Beyond that, there is some doubt that the group of volunteers can be functional if the examples Prokofy quotes are not simply anedoctal evidence, but what happened to a large majority of users. To put it bluntly: being ethical has not been a requirement of participating in the group; there is no validation, overseeing, or quality control. Admittedly, it would be hard to provide those without guidelines. We have them now (good or bad, I'd say, let's try them out, and see if they work out successfully!). Who will actively enforce them?

I'm all for taking a step at the time, though. These are perhaps the first two steps: one, which I personally view as less critical — although I do love Mera Pixel's excellent work on the buildings — is Volunteer HQ. A meeting place is important, but not crucial; there are lots of Linden facilities around SL (Oak Grove is the historical place for that since we lost the old Stage 4...). But it's nice to have something, sure. It's also nice that this is a volunteer-created building.

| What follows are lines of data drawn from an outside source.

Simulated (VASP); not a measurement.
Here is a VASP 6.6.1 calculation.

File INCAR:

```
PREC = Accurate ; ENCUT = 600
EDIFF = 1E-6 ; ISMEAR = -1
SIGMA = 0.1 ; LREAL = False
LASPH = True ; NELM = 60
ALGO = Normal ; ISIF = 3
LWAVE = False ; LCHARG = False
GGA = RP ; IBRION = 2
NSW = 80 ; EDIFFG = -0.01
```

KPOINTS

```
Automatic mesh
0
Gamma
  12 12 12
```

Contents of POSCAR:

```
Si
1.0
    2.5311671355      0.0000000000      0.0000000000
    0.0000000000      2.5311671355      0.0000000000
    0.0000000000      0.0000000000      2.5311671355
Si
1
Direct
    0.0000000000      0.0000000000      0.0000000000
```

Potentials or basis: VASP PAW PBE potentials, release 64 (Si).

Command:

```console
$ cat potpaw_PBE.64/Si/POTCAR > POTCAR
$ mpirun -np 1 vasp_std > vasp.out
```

The second, naturally, are the volunteer guidelines. While each bit of it can be discussed, I think they're a good starting point. We now need the 1600+ volunteers to get used to them — and someone to verify that these guidelines are indeed being enforced. That is, I believe, crucial.

Prokofy's suggestion on increasing the number of Liaisons and outsourcing the volunteering duty is a very interesting one (his ideas always are!). I know that incrfeasing the number of Liaisions is impossible; estimates based on the average number of new users requiring help just at the usual spots — the 4-sim Welcome Area, Waterhead, and Help Island, requires a constant group of around 10 people around the clock. Working in 4-hour-shifts, that would be 60 new Liaisons — increasing LL's payroll by 50%. This does not take into account the 10+ Greeters that are taking the additional duty (24/7) to do one-to-one tours through SL, plus the Live Helpers... so you could probably add another 60 Liaisons for doing that. That's hardly an option, and I understand the way LL prefers much more to rely upon volunteer duty instead.

Outsourcing is interesting, but it provides a complex, ethical approach. Without overseeing, supervision, and quality control, getting paid for a work that is critical (even in L$) is dangerous, and, at the limit, irresponsible. Although written and signed contracts would be much easier to oversee, the point would remain: who would do the overseeing? The current Liaison structure is far too overworked for doing that; and since this outsourced team would need to work 24/7, it would mean an overseeing structure that works during that time as well. While certainly cheaper than an all-Liaison team, it would mean incresing LL's staff anyway, and for a rather boring duty: making sure that the outsourced team worked as contracted...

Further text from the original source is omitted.